Yours fraternally, E. ROUBANOVITCH, June 28, 1918. Member of the B.S.I.
“The Bolsheviki who promised liberty, equality, peace, etc., have not been ashamed to follow in the footsteps of Czarism. It is not liberty; it is tyranny.” (Extract from a letter of a young Russian Socialist, an enthusiast of liberty who died all too soon.)
I
Organization of the Peasants after the Revolution in Soviets of Peasant Delegates
A short time after the Revolution of February the Russian peasants grouped themselves in a National Soviet of Peasant Delegates at the First Congress of the Peasants of All-Russia, which took place at Petrograd. The Executive Committee of this Soviet was elected. It was composed of well-known leaders of the Revolutionary Socialist party and of peasant delegates sent from the country. Without adhering officially to the Revolutionary Socialist party, the Soviet of Peasant Delegates adopted the line of conduct of this party. While co-ordinating its tactics with the party’s, it nevertheless remained an organization completely independent. The Bolsheviki, who at this Congress attempted to subject the peasants to their influence, had not at the time any success. The speeches of Lenine and the other members of this party did not meet with any sympathy, but on the contrary provoked lively protest. The Executive Committee had as its organ the paper Izvestya of the National Soviet of Peasant Delegates. Thousands of copies of this were scattered throughout the country. Besides the central national Soviet there existed local organizations, the Soviets, the government districts who were in constant communication with the Executive Committee staying at Petrograd.

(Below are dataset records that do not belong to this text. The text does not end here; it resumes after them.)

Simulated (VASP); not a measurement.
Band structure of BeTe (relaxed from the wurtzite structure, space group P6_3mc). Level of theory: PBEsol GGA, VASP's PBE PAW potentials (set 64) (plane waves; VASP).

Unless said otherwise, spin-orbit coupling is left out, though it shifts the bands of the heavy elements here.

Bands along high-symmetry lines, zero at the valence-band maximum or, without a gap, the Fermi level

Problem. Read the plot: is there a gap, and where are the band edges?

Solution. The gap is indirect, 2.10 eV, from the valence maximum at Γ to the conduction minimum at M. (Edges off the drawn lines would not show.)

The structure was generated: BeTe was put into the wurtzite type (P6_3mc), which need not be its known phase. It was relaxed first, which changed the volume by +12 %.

From its foundation the Executive Committee exercised great energy in the work of the union and the organization of the peasant masses, and in the development of the Socialist conscience in their breasts. Its members spread thousands and hundreds of thousands of copies of pamphlets of the Revolutionary Socialist party, exposing in simple form the essence of Socialism and the history of the International explaining the sense and the importance of the Revolution in Russia, the history of the fight that preceded it, showing the significance of the liberties acquired. They insisted, above all, on the importance of the socialization of the soil and the convocation of the Constituent Assembly. A close and living tie was created between the members of the Executive Committee staying at Petrograd and the members in the provinces. The Executive Committee was truly the expression of the will of the mass of the Russian peasants.